While doing some background research on non-majority collective bargaining for the labour studies class I teach I discovered there was a conference just yesterday in Washington at which Catherine Fisk presented, "In Defense of Members-Only Unionism." In Canada, Roy Adams has written about collective bargaining as a human right, outside of the administrative union certification model. The canonical source in the U.S. is Charles Morris's The Blue Eagle at Work: Reclaiming Democratic Rights in the American Workplace. John True offered the following useful summary in his review of Morris's book:
The fundamental principle animating the Wagner Act is that working people are supposed to be able to act in democratic concert, to get together, to talk with each other about the issues that concern them on the job, and to engage their employers in some constructive pushing and shoving about those issues. This right given to workers to combine, so the theory goes, will produce fairness and justice in the workplace by counteracting the innate strength of capital. Workers' institutions were supposed to prosper, to integrate themselves into the political fabric of the nation and to provide a counterweight in the market and in political discourse that was to inure to the benefit of society as a whole.
The NLRA also contemplates that employers -- though they have a First Amendment-based right to push and shove back against these workers' institutions -- are to permit, indeed respect, their workers' collective activities. Not only that, they are affirmatively obliged to respond in good faith to -- to bargain over -- their employees' proposals. The Wagner Act, modeled explicitly on the concepts underlying American representative democracy itself, requires nothing less than that workers be given the basic right to participate in discussions about the terms and conditions of their employment.
Why, then, does this almost never happen anymore? Why does the American labor movement-with union membership plunging below ten percent of the private-sector workforce-seem more and more "flat on its back" every time we look at it? Union leaders, members, supporters and activists ask themselves these questions incessantly, of course, and Professor Charles J. Morris is one of several eminent labor scholars among those doing so. His latest inquiry, The Blue Eagle At Work: Reclaiming Democratic Rights in the American Workplace, slaps down a dramatic and provocative challenge in the middle of this discourse. Charting a new approach (that is not so new), he proposes that democratic rights have atrophied in the workplace because unions have fallen into self-defeating, addictive reliance on elections conducted by the NLRB as the way to organize workers. They have forgotten the remarkably broad promise set out in Section 7 of the Act: that all employees -- not just those who work for an employer where a union has won an election -- have the right "to bargain collectively through representatives of their own choosing."

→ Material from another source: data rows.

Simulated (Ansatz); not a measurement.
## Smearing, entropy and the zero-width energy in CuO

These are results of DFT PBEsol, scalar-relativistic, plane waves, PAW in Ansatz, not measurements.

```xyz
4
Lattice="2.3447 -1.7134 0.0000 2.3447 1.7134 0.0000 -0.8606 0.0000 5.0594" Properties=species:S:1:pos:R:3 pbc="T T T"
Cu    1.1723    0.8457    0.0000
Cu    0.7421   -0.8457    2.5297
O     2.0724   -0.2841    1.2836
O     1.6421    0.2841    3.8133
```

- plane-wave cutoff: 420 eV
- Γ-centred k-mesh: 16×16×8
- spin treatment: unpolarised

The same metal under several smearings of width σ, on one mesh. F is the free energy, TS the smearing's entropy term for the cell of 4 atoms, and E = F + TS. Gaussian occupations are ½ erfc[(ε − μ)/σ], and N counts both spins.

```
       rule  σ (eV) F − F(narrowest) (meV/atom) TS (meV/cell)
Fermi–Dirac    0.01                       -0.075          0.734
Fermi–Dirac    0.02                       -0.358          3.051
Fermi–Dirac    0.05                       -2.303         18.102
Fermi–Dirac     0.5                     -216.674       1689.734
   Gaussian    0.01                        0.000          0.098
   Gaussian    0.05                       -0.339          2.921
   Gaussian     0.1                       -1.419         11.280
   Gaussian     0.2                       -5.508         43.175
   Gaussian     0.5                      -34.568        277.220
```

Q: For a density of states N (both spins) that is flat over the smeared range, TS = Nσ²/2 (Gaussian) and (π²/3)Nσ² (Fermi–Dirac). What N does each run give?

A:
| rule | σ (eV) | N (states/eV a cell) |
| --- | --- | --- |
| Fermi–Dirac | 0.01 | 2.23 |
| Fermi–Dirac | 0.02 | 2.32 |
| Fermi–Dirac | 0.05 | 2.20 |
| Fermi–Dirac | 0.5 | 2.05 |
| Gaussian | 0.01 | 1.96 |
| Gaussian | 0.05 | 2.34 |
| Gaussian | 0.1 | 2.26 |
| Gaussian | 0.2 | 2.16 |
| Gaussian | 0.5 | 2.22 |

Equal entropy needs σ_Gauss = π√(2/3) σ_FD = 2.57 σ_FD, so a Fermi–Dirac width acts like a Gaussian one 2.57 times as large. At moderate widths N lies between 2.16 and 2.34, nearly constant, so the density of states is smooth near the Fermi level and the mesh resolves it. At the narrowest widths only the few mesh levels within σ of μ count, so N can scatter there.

Ignoring the elegant simplicity of this proposition, unions have swallowed the intoxicating potion contained in the election/certification procedures provided for in Section 9 of the Act. Under its influence, they have opted to confront employers only when and if they become the certified or recognized representatives of a majority of those in "appropriate" bargaining units. Though this "all or nothing" approach led the union movement to spectacular successes in its early days, it has resulted more recently in increasingly futile attempts to win the hearts and minds of workers in situations where the odds are impossibly long. The annals of the union movement in the late twentieth century are full of bitter stories of struggle and defeat in National Labor Relations Board (NLRB)-supervised, set-piece battles in which employers hold all or most of the power.
4 comments:
I'm not exactly sure what he's proposing. EVen if you're not a union shop you should be allowed to bargain collectively? How? And you seem to imply that outside unions should be involved. Again, how? I like the idea, but I don't really get it...
The "exclusive representation" of certified, majority unions is unique to the U.S. and Canada (which emulated the Wagner model after W.W.II). So there are lots of examples of how non-majority collective bargaining can be conducted. If I was to try to explain "how" I would have to base my explanation on Morris's book and articles by Fisk, Adams, True and Clyde Summers. Better to just refer you to those sources! Have a look at the Fisk article I linked to and then I would recommend True's review essay on Morris's book. I haven't read Blue Eagle yet. Have ordered it from inter-library loan.
In my view, the "collective bargaining as a human right" approach is only half the battle. The other part has to do with what the union, whether traditional Wagner Act certified or non-majority put on the table. To become a labor movement, I think that has to be non-market, social justice and environmental issues. Obviously at times wages are a social justice issue, too. But focusing too narrowly on wage negotiations can become an isolating and ultimately self-defeating obsession.
"Review Essay: The Blue Eagle at Work: Reclaiming Democratic Rights in the American Workplace," John M. True III
Berkeley Journal of Employment & Labor Law, Volume 26 | Issue 1 March 2005, pp. 181-204.
Thanks--I'll start reading. I like the idea that the labor movement should go beyond wage negotiations, and I know what you mean by "self-defeating," though that's putting it pretty strongly.